Effects of forest fire on carbon emissions, climate impacts often overestimated

Jan 27, 2010
This stand replacement fire on Cache Mountain burned in the central Oregon Cascade Range in 2002, killing nearly all the overstory trees. By 2007 other non-tree vegetation began to grow back, however, somewhat offsetting the carbon releases from dead wood decomposition. (Photo by Garrett Meigs, Oregon State University)

A recent study at Oregon State University indicates that some past approaches to calculating the impacts of forest fires have grossly overestimated the number of live trees that burn up and the amount of carbon dioxide released into the atmosphere as a result.

The research was done on the Metolius River Watershed in the central Oregon Cascade Range, where about one-third - or 100,000 acres - of the area burned in four large fires in 2002-03. Although some previous studies assumed that 30 percent of the mass of living trees was consumed during forest fires, this study found that only 1-3 percent was consumed.

Some estimates done around that time suggested that the B&B Complex fire in 2003, just one of the four Metolius fires, released 600 percent more carbon emissions than all other energy and fossil fuel use that year in the state of Oregon - but this study concluded that the four fires combined produced only about 2.5 percent of annual statewide carbon emissions.
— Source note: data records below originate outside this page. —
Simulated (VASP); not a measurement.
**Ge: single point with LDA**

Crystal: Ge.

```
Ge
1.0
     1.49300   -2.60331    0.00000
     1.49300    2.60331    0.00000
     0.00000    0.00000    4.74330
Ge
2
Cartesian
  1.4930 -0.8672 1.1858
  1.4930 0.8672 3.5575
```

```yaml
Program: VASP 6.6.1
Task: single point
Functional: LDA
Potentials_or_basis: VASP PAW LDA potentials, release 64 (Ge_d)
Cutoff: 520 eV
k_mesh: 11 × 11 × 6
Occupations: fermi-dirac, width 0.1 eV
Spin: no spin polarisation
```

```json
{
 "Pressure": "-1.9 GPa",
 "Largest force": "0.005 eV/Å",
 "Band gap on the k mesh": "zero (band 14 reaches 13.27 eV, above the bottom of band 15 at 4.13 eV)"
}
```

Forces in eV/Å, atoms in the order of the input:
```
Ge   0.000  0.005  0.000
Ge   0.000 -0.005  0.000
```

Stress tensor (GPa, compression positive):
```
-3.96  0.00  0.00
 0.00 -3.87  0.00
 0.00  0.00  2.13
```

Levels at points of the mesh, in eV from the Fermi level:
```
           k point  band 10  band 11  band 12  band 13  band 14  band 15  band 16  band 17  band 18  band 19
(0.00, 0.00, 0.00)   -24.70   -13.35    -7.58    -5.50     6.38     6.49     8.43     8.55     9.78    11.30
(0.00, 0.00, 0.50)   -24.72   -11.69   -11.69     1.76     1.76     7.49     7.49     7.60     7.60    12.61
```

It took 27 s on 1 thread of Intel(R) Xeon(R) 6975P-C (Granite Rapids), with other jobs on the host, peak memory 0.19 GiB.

Even in 2002, the most extreme fire year in recent history, the researchers estimate that all fires across Oregon emitted only about 22 percent of industrial and fossil fuel emissions in the state - and that number is much lower for most years, about 3 percent on average for the 10 years from 1992 to 2001.

The OSU researchers said there are some serious misconceptions about how much of a forest actually burns during fires, a great range of variability, and much less carbon released than previously suggested. Some past analyses of carbon release have been based on studies of Canadian forests that are quite different than many U.S. forests, they said.

"A new appreciation needs to be made of what we're calling 'pyrodiversity,' or wide variation in fire effects and responses," said Garrett Meigs, a research assistant in OSU's Department of Forest Ecosystems and Society. "And more studies should account for the full gradient of fire effects."

The past estimates of fire severity and the amounts of carbon release have often been high and probably overestimated in many cases, said Beverly Law, a professor of forest ecosystems and society at OSU.

"Most of the immediate carbon emissions are not even from the trees but rather the brush, leaf litter and debris on the forest floor, and even below ground," Law said. "In the past we often did not assess the effects of fire on trees or carbon dynamics very accurately."

Even when a very severe fire kills almost all of the trees in a patch, the scientists said, the trees are still standing and only drop to the forest floor, decay, and release their carbon content very slowly over several decades. Grasses and shrubs quickly grow back after high-severity fires, offsetting some of the carbon release from the dead and decaying trees. And across most of these Metolius burned areas, the researchers observed generally abundant tree regeneration that will result in a relatively fast recovery of carbon uptake and storage.

"A severe fire does turn a forest from a carbon sink into an atmospheric carbon source in the near-term," Law said. "It might take 20-30 years in eastern Oregon, where trees grow and decay more slowly, for the forest to begin absorbing more carbon than it gives off, and 5-10 years on the west side of the Cascades."

Since fire events are episodic in nature while greenhouse gas emissions are continuous and increasing, climate change mitigation strategies focused on human-caused emissions will have more impact than those emphasizing wildfire, the researchers said. And to be accurate, estimates of carbon impacts have to better consider burn severity, non-tree responses, and below-ground processes, they said.

"Even though it looks like everything is burning up in forest fires, that simply isn't what happens," Meigs said. "The are not vaporized even during a very intense fire. In a low-severity fire many of them are not even killed. And in the Pacific Northwest, the majority of burned area is not stand-replacement fire."

Fire suppression has resulted in a short-term reduction of greenhouse gases, the researchers said, but on a long-term basis fire will still be an inevitable part of forest ecosystems. Timber harvest also has much more impact on carbon dynamics than fire. Because of this, forest fires will be a relatively minor player in greenhouse gas mitigation strategies compared to other factors, such as human consumption of fossil fuels, they said.

Global warming could cause higher levels of and associated carbon emissions in the future, the researchers said, although there are many uncertainties about how climate change will affect forests, and no indication that carbon emissions will become comparable to those caused by fossil fuel use.

This research was published recently in the journal Ecosystems, and funded by the U.S. Department of Energy.